Chunking

Design document for the Code Embeddings Pipeline’s Chunking component

Overview

When code files are indexed for Semantic Code Search, they are split into smaller chunks before embedding. This is a critical component that affects both search quality and performance, driven by the following factors:

  • Embedding Model Limits - Embedding models have maximum token limits (for example, 2048 tokens)
  • Search Relevance - Smaller chunks provide more precise search results
  • Vector Store Efficiency - Storing many small vectors is more efficient than storing few large vectors
  • Memory Management - Processing large files in chunks avoids memory overload

Chunk Strategy and Chunk Size

Chunk strategy is the algorithm used to determine how to split the code content (for example, by bytes, by semantic boundaries). Chunk size refers to the maximum size of each chunk.

  • By Bytes
    • Split code into fixed-size byte chunks without considering code structure or semantics.
    • The chunk size refers to the maximum number of bytes per chunk
  • By PreBERT tokenization
    • Split code using semantic boundaries optimized for BERT-based embedding models, respecting code structure.
    • The chunk size refers to the maximum number of tokens per chunk

Chunking implementation and flow

Chunking is implemented in the GitLab Code Parser, a Rust application that exposes a Go library through FFI (Foreign Function Interface).

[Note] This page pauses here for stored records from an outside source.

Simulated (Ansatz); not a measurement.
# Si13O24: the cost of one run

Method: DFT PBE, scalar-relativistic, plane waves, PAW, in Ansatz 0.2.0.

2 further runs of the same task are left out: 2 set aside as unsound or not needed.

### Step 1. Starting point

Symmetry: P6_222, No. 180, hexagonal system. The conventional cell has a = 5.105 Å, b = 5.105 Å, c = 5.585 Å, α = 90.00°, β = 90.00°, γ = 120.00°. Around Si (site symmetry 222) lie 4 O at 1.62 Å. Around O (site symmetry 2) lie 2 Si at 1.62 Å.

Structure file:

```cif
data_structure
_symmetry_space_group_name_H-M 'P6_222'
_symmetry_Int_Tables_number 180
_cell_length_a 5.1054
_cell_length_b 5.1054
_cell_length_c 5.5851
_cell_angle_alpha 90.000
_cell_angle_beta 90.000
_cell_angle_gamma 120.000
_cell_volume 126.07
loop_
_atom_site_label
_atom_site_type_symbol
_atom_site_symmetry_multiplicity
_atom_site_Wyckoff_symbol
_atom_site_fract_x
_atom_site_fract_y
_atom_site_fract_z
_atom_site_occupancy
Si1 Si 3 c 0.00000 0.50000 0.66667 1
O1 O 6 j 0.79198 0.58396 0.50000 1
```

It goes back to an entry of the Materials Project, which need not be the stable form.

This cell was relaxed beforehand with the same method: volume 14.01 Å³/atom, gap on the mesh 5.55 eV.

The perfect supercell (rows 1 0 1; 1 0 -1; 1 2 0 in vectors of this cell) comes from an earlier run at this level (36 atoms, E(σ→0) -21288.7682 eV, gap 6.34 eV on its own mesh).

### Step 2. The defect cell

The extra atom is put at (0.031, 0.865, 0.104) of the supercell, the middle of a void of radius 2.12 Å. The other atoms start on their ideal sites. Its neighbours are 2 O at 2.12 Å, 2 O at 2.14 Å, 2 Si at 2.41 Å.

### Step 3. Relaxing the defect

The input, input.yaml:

The GitLab Elasticsearch Indexer uses the Code Parser library to chunk code content, accepting the parameters chunk_strategy and chunk_strategy_size.

On Rails, the Ai::ActiveContext::Code::Indexer passes the configured chunk strategy parameters when invoking the GitLab Elasticsearch Indexer.

Illustration

flowchart LR
  RailsCodeIndexer("Ai::ActiveContext::Code::Indexer")
  ElasticsearchIndexer("GitLab Elasticsearch Indexer")
  Gitaly("Gitaly")
  CodeParser("GitLab Code Parser Go Library")
  VectorStore("Vector Store")

  subgraph Rails
    RailsCodeIndexer
  end

  RailsCodeIndexer -- 1. invokes elasticsearch indexer with configured chunk strategy params --> ElasticsearchIndexer

  ElasticsearchIndexer -- 2. fetches changed files --> Gitaly
  ElasticsearchIndexer -- 3. chunks files with Code Parser passing the given chunk strategy params --> CodeParser
  ElasticsearchIndexer -- 4. stores chunked content --> VectorStore
  ElasticsearchIndexer -- 5. streams IDs of the chunked content --> RailsCodeIndexer

Configuration

The chunking strategy configuration is persisted in the Ai::ActiveContext::Collection record options, for example:

Ai::ActiveContext::Collections::Code.collection_record.options
=> {"chunk_strategy"=>'code_pre_bert', "chunk_strategy_size"=>256}

This can be specified when setting the embedding model for the first time.

If the chunking strategy was never configured, it falls back to the default values of chunk_strategy='code_bytes' and chunk_strategy_size=1000.

Limitations

The chunking strategy cannot be changed after the first time the embedding model is set, as changing it would require a full re-indexing of all content.

Future Enhancement

Support for changing chunking strategy with automatic re-indexing.